Wednesday

What Are My Options?

Dear Diary - 4/28

It's just been the same routine over and over again and again.  I go to work, come home, sleep.  Not to mention, puke.  haha.  My evil bosses still have not let me off work so I can go to the doctors!  Ugh!!

Mom is mad at me, I think she thinks that I'm sleeping around and that's how I ended up pregnant and she is upset because that's something that she never thought I would do.  She doesn't believe me when I told her I was raped.  I think she does not want to realize that things like that can happen to her daughters.  She thinks I should move back in with her and my sister. I don't want to, but if that's my only option, I might consider it.  The only problem is that she has met some guy over the internet and has "fallen in love" with him.  She will be moving to New England soon.  I am NOT going there.

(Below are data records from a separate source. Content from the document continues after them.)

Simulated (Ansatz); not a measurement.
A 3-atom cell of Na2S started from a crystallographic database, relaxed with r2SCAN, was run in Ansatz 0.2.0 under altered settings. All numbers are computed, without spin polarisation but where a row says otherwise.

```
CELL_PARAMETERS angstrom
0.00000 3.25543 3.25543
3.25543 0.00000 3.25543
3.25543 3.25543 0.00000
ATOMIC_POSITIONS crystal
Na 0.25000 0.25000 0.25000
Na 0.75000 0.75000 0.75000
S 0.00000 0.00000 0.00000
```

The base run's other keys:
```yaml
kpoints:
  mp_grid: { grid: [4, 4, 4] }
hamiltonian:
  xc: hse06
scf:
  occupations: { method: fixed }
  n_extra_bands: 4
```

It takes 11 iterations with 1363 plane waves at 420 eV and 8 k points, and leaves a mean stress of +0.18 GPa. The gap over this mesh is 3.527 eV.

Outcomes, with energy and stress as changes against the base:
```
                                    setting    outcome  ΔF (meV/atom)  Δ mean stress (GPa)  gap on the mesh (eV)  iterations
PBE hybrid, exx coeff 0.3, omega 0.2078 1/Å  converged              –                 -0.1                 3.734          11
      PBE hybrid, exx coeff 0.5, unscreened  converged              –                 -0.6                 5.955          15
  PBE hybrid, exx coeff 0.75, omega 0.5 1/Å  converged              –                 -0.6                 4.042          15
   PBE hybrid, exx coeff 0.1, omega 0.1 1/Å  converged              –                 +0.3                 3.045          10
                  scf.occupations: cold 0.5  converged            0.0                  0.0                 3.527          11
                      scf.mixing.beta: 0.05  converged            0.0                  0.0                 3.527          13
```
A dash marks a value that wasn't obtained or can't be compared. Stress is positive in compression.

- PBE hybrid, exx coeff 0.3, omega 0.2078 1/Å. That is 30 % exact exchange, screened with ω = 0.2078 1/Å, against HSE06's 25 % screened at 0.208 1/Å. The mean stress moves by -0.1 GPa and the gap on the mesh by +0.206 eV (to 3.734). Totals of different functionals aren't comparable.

Mountain guy came back and told me that I cannot raise a child on my own and that I should put the baby up for adoption. Or at the very least, his parents could take the baby to find a home for it, because they know that I will raise a drug addict being a single mother.  Ha.  My mother raised two of us in similar conditions and neither of us turned out to be drug addicts.  I think they are just full of it.

Former acquaintances, and I say former because I don't want anything to do with them anymore, suggested I get an abortion.  Even though I was raped, for some reason, I just can't do that.  It's not a religious reason or anything, it's just... I just can't. 

Then I think to myself that I can do this all by myself.  But why does it have to be so difficult to do?